The federal parliament passed the Greenhouse Gas Pollution Pricing Act (the “Act”) into law on June 21, 2018 with a view to curbing national greenhouse gas emissions. The Act implements the federal carbon pollution pricing system, which places regulatory charges on carbon-based fuel producers, distributors, and importers and also includes a mechanism whereby industrial carbon emitters can trade “credits” through an Output-Based Pricing System (the “OBPS”). The OBPS requires that certain carbon emitters are required to pay a carbon price if their emissions exceed a stipulated level, whereas carbon emitters whose emissions are less than the amount set by the federal government earn credits that can be sold to other carbon emitters.

Following the implementation of the Act, the House of Commons passed a motion to declare a climate emergency in Canada in June 2019 to signify Canada’s commitment to achieving its national emissions targets under the Paris Agreement; being a reduction of greenhouse gas emissions by 30% below 2005 levels by 2030.[1]

Several provinces challenged the authority of the Act almost immediately:

  • Manitoba brought an application for judicial review to the Federal Court of Canada.
  • Alberta sought a constitutional reference in the province’s court of appeal.
  • Ontario and Saskatchewan have challenged the constitutionality of the legislation in their respective courts of appeal as well.

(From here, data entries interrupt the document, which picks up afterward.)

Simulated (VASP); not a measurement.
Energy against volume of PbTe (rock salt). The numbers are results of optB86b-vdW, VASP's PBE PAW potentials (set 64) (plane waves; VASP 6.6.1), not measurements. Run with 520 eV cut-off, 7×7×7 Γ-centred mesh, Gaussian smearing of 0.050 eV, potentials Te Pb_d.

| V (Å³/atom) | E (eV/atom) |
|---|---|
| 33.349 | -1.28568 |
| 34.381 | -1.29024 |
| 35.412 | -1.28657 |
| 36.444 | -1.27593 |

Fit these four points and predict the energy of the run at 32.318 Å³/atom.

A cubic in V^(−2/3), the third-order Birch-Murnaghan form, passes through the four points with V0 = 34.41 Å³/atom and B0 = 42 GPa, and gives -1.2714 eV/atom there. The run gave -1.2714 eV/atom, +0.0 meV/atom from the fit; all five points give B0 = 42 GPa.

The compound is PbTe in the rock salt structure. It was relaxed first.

Decisions rendered by the Ontario, Saskatchewan and Alberta courts are now under appeal to the Supreme Court of Canada (the “SCC”).

Provincial pushback to the Act centres on the federal government’s position that the Act deals with a matter of national concern, and therefore falls within the federal government’s jurisdiction pursuant to the Peace, Order and Good Government provisions as outlined in s.91 of the Constitution Act.[2]

Federal government powers to use national concern are delineated in R v. Crown Zellerbach Canada Ltd. (“Zellerbach”). In that case, the SCC found the following conclusions apply to the national concern doctrine:

  • the national concern doctrine is separate and distinct from the national emergency doctrine, which provides the constitutional basis for legislation of a temporary nature;
  • the national concern doctrine applies to an issue that, although originally a matter of a local or private nature, has since become a matter of national concern;
  • for the matter to qualify as a matter of national concern, it must have a singleness, distinctiveness, and indivisibility that clearly distinguishes it from matters of provincial concern and scale; and
  • it is relevant to consider the extra-provincial effects if the provinces failed to adequately deal with the control or regulation of that matter in determining the required degree of singleness, distinctiveness and indivisibility that clearly distinguishes it from matters of provincial concern; and
  • the matter must have a scale of impact on provincial jurisdiction that is reconcilable with the fundamental distribution of legislative power under the Constitution.[3]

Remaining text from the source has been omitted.